As for the girthy-ness, put the girth on the lowest hole on both sides and grab your lunge line. Lunge her at the trot a bit, then tighten the girth QUICK and switch sides and repeat until your girth is tight.


----------



## horsesandponies (Nov 25, 2008)

I agree with Wallaby, Cat and anebel. She's trying to tell you something, to her, it seems like your not getting it. How long have you had her? Have you allowed any snot nosed brats, ride her. I once had a lesson horse like this. Some snot nosed punk thought, that instead of taking ten minutes to properly girth her, to just girth her in one sitting. All I have to say is this, where is that punk and I hope he's wearing a belt, and let's see how he likes being belted up good and tight..... So anyways, I'm taking it you do English, I rode western with this mare that would draw blood if she ever did get a firm grasp, it would be tight enough the saddle was on, but clearly some slack. I would go get her bridle, put it on her, tighten it up slightly more so there was contact, do a latigo, go to the arena and walk her around. Than during a safety check, I would tighten her up again. Get on, walk her around, and than the instructor would tighten her up. For english I would say do the same thing, enough she can feel it, but no pressure, walk her around or lounge her, than tighten again. Something, however is going on. Listen to her. If anything get a professional. I would hate to see your mare be like the mare I once rode. A mare that thought everytime she was girthed she'd be sliced in half.... It's sad, it really is.


----------



## missy06 (Apr 5, 2008)

Taking this in another direction, how long ago did it start and is it possible that she's just in her heat cycle? The mare I used to lease would change from a kinda-monster to an absolute hellion when she was going into heat, and every single thing was a battle. If you rule out soreness, it could just be that she's feeling hormonal and crabby. Just my $0.02


----------



## Jubilee Rose (May 28, 2008)

Thanks everyone for your suggestions. 

I have already ruled out the soreness issue. If she was sore, she would act funny while I ride her, which she doesn't. And no, this didn't start all of a sudden, she's been doing this for several months. I know I said, "lately" in my post, but that's because I've just realized that this has been going on for a while and is really starting to bug me. I've had her for a year and 3 months. When I put the girth on, I don't tighten it up all the way. I only put it on the first hole and then re-tighten in the ring.

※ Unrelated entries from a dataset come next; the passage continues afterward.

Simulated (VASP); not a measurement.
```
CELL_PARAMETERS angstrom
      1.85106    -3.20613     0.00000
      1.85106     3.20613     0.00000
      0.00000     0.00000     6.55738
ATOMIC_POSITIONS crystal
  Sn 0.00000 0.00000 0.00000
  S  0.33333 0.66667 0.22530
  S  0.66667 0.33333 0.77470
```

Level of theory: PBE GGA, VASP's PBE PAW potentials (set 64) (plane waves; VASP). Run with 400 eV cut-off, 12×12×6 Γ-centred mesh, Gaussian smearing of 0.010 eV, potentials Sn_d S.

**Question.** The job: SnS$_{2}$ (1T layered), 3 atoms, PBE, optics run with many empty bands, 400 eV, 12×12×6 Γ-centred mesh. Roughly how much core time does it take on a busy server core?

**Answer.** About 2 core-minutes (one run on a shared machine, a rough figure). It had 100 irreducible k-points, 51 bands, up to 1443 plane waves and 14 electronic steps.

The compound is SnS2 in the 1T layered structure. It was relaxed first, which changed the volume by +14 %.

I think I might just practice doing a lot of tacking up but not riding, so she doesn't "anticipate" it, like Cat said. 

Thanks again.


----------



## Vidaloco (Sep 14, 2007)

Vida is like this in the winter too. Personally I think she has sensitive skin and the longer hair in winter makes it more so. 
I go ahead and start to tighten the cinch/girth just until its tight enough to hold the saddle on. Then I go either brush her tail or just sit down and drink a Coke. Then go back and finish tightening the cinch,doing a final tighten just before I mount up. 
I just ignore her ear pinning on the initial tightening. If she is like Vida she will be less nasty if you let that cinch settle in for 5 minutes or so before you go for the big tighten.


----------



## Jubilee Rose (May 28, 2008)

Vidaloco said:


> Vida is like this in the winter too. Personally I think she has sensitive skin and the longer hair in winter makes it more so.
> I go ahead and start to tighten the cinch/girth just until its tight enough to hold the saddle on. Then I go either brush her tail or just sit down and drink a Coke. Then go back and finish tightening the cinch,doing a final tighten just before I mount up.
> I just ignore her ear pinning on the initial tightening. If she is like Vida she will be less nasty if you let that cinch settle in for 5 minutes or so before you go for the big tighten.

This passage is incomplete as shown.